Updated

The Bush administration is weighing its options on who, if anybody, should represent the United States at a U.N. conference on racism in South Africa now that Secretary of State Colin Powell is not going.

Meanwhile, U.S. officials preparing for a special U.N. General Assembly session on children next month are seeking to avoid any declaration that supports or advances abortion, State Department spokesman Richard Boucher said.

But he dismissed published reports that the United States may not participate, saying he has "every expectation that we will be there."

Another official, asking not to be identified, said cabinet-level officials are expected to attend.

U.N. officials insist the conference document will not contain any language on abortion.

"It is not about abortion, none of the documents refer directly, indirectly or any other way to abortion and never have," UNICEF spokeswoman Liza Barrie said.

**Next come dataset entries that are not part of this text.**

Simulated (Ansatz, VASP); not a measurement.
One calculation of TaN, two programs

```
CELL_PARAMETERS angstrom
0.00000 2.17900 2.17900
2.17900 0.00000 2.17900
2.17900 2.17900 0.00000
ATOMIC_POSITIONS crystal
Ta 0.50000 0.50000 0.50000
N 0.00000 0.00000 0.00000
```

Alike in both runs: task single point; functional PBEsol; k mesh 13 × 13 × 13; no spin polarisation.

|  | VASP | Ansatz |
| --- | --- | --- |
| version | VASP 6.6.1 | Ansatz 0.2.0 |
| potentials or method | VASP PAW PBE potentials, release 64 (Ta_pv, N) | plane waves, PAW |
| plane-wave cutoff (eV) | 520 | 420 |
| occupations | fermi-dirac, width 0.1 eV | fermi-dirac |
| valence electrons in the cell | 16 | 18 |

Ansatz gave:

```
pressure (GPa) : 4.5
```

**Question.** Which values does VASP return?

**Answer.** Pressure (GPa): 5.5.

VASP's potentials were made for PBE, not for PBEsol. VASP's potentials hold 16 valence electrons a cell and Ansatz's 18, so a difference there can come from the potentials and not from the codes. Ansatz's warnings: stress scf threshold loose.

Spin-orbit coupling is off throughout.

On the racism conference, the administration could decide to send a delegation from Washington or from southern Africa, or it might decide to send no one at all, a senior official said Monday night. The conference is set to begin Friday in Durban, South Africa.

If the Washington option were chosen, the announcement could come as early as Tuesday given the limited time left before the conference starts, said the official, who spoke on condition of anonymity.

The State Department ended long weeks of speculation Monday by announcing that Powell had decided not to attend because of Arab-backed "offensive language" that accused Israel of implementing racist policies against Palestinians. The United States stand drew praise from pro-Israeli groups and a sharp rebuke from the Rev. Jesse Jackson.

State Department spokesman Richard Boucher said Monday that with the conference just days away, the administration could wait no longer to announce Powell's plans.

Boucher said the administration is disturbed by the focus that many countries want to place on Israel.

"It's the only country that seems to be singled out," he said.

There were indications of a willingness among some delegations to be more accommodating toward the American and Israeli positions, but a senior official said Monday night the administration was not impressed.

The official noted that conciliatory language agreed to at this stage could be scrapped and replaced by tendentious wording once the conference began.

Jackson, flying to Durban on Tuesday to join other U.S. civil rights activists at the conference, said in a telephone interview that Powell's decision not to attend represents "a huge step backward toward isolationism."

"At a time when we should be showing leadership in having a multiracial, multicultural society, we are choosing isolation," he said, adding that sending a low-level delegation to the conference would be "a global insult."

Rep. Tom Lantos, D-Calif., praised Powell's decision. As a world leader in the fight against racism, "the United States must not dignify this anti-Israel lynching with its high-level participation," said Lantos, a member of the House International Relations Committee.

The decision also was praised by the pro-Israel Anti-Defamation League.

Glen Tobias, ADL national chairman, and Abraham Foxman, its national director, said the decision sends a clear message that "the United States will not legitimize the attempts to resurrect unfounded anti-Israel and anti-Jewish canards" at the U.N. conference.

But Gerald LeMelle, a top official of Amnesty International USA, said Powell's decision not to go was very disappointing.

"There has been no serious thought as to the role the United States could play," LeMelle said. "Who is going to start leading us away from racial strife in Rwanda, Burundi, Kosovo, Cincinnati?

"Race was at the core of all of these issues. Who is going to show leadership? It's not going to be the Chinese or the Russians. It has to be the U.S. They don't seem to be seizing the moment."